He died in bed in Venice, in the Grand Hôtel des Bains de Mer, on the Lido. The new biography by Sjeng Scheijen, “Diaghilev: A Life,” does not, however, end there. Three weeks later his half-brother Valentin Diaghilev was executed in Solovki, the Soviet Union’s first concentration camp. Serge’s death made front-page news across the world. News of Valentin’s death never reached his own children.
Previous biographies — this is the first in-depth volume since Richard Buckle’s in 1979 — have said little or nothing of the family Diaghilev left behind in Russia. Mr. Scheijen, a Dutch expert in Russian art, demonstrates, however, that Diaghilev made repeated efforts to contact them. In late 1927 Serge became aware of Valentin’s disappearance and prompted the French Foreign Ministry to apply its full weight on Valentin’s behalf. Only when the Soviet authorities no longer feared any repercussions that Serge might have prompted did they proceed to have Valentin killed.
Diaghilev’s early life had been Chekhovian; he grew up as a member of one of the most well-to-do families in Perm, the setting of “The Three Sisters,” in the western part of Russia. Mr. Scheijen draws from the many letters he wrote to his cherished stepmother, in which we first feel Diaghilev’s celebrated charm. But, in a stroke worthy of “The Cherry Orchard,” Diaghilev’s family life was shattered by bankruptcy in 1890, when his father’s and uncles’ estate had to be sold.
This bankruptcy is among Mr. Scheijen’s many revelations. For fluency of storytelling, “Diaghilev: A Life” easily surpasses both Mr. Buckle’s dense biography “Diaghilev” and Lynn Garafola’s intellectual analysis “Diaghilev’s Ballets Russes” (1989). Mr. Scheijen draws happily from a wide range of sources that have become available in recent years in Russia and the West, notably the diaries of the German diplomat and arts patron Count Harry Kessler and the archives of the composer Serge Prokofiev, both of whom were intimate members of Diaghilev’s circle for many years.

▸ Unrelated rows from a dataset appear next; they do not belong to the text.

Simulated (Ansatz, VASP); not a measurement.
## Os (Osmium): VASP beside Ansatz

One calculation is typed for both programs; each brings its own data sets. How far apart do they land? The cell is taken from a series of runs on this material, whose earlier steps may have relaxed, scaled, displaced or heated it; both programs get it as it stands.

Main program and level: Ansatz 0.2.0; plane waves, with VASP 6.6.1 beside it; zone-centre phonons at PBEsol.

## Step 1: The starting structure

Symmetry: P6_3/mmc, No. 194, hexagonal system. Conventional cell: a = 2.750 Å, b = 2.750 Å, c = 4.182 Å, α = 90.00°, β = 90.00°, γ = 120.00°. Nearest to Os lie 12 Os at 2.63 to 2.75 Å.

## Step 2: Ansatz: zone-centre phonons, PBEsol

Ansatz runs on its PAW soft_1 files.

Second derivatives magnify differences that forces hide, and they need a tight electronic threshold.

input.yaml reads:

Yet Mr. Buckle’s approach — that of both celebrity hound and aesthete — and Ms. Garafola’s probing application of modern historical methods both yield a far more intense wealth of detail. They also demonstrate a much greater sheer excitement over Diaghilev’s achievements. The often cool Mr. Scheijen brings us the latest information but omits too many of the facts already in the common domain. And at many moments he prefers to concentrate on his archival discoveries rather than to re-examine central areas of Diaghilev’s artistic work.
Ballet was not Diaghilev’s first, second or third love. But he found in it the ideal vehicle to bring other arts together. It’s also likely that it stimulated, and sublimated, his sexuality. As he developed a taste for younger men, so ballet brought him the male beauties he desired; and his status gave him maximum casting-couch power.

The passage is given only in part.